After a wonderful breakfast of an omelet, freshly baked bread, and a
bowl of tea, I walked the quarter-mile or so to the church for the final day of
training for our word collection workshop. We started off by having Matthieu
educate everyone on the topic of idiomatic expressions and the importance of
including them in the dictionary. Then he talked about which form of the verb
should be used as the citation form in the dictionary so that our scribes will
all write the same form these next two weeks. The rest of the day was spent
doing exercises, giving the participants opportunity to repeatedly put into
practice what they had been taught.
Matthieu teaching the group about idiomatic expressions |
One of the word-collection groups at work |
Writing the words collected on the chalkboard for everyone to see |
For most of the exercises, I allowed the practice word-collection
groups to take as much time as they needed to collect words in their assigned
semantic domains. But for the final exercise, I imposed a time limit,
explaining that, in order for us to get through all of the 1800 domains in the
two weeks we have together, we will need to spend an average of only 10 minutes
per semantic domain. So I gave them 10 minutes to collect words in the last
exercise so that they would get a sense for how little time they would really
have to deal with each domain. The following is the illustration that I used to
help them understand the need for speed:
Suppose you have only one hour to pick as many mangoes from a grove of
100 mango trees. What strategy would you use? Would you try to get every last
one of the mangoes from the first tree you come to? No, you’d grab just those
you could reach easily, then move on to the next tree and snatch those that
were within easy reach, then move on to the next tree. That is what we aim to
do in this workshop. Our objective is not to collect every Djimini word that
exists. Rather, we want to collect all the words that are “easy pickings” in
each semantic domain, then move on to the next one. Otherwise, we’ll have spent
a lot of time collecting a few hard-to-reach words and will run out of time for
collecting others that would have been a lot easier to get. So, recognizing
that we will not be getting every word that exists in the language, we will
collect as many as we can in the short time that we have to focus on this task.
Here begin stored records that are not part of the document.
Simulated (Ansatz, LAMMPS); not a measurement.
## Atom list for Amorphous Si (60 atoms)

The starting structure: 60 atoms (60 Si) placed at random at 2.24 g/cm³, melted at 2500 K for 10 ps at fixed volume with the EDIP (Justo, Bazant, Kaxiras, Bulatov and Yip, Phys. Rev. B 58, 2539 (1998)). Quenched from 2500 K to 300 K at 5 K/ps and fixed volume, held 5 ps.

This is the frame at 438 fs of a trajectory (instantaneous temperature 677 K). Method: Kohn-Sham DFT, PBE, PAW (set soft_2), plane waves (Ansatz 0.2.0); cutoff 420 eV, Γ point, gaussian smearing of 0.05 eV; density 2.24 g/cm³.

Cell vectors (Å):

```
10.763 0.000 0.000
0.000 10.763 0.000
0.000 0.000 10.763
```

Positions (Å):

After the workshop is over, people can take time to think of those
“hard-to-reach” words, and they can be added to the dictionary database later.
The participants seemed to understand this principle, and I sensed that they
are quite looking forward to getting on with the actual word collection next
week.
Most of the afternoon was spent preparing the typists and their
computers for data entry on Monday. Unfortunately, we weren’t able to get all
of the technical problems solved quite yet today. At least one of the computers
has defied our most valiant efforts to get it to recognize the system for
typing special characters (e.g., ɔ, ɛ, ŋ ). This is a subject for prayer—that
one of us would receive divine inspiration about what to try in order to get it
to do our bidding. Otherwise, it’s hard to imagine how we’ll be able to use
that computer for data entry. We are extremely grateful for the two new
computers, as they are working beautifully!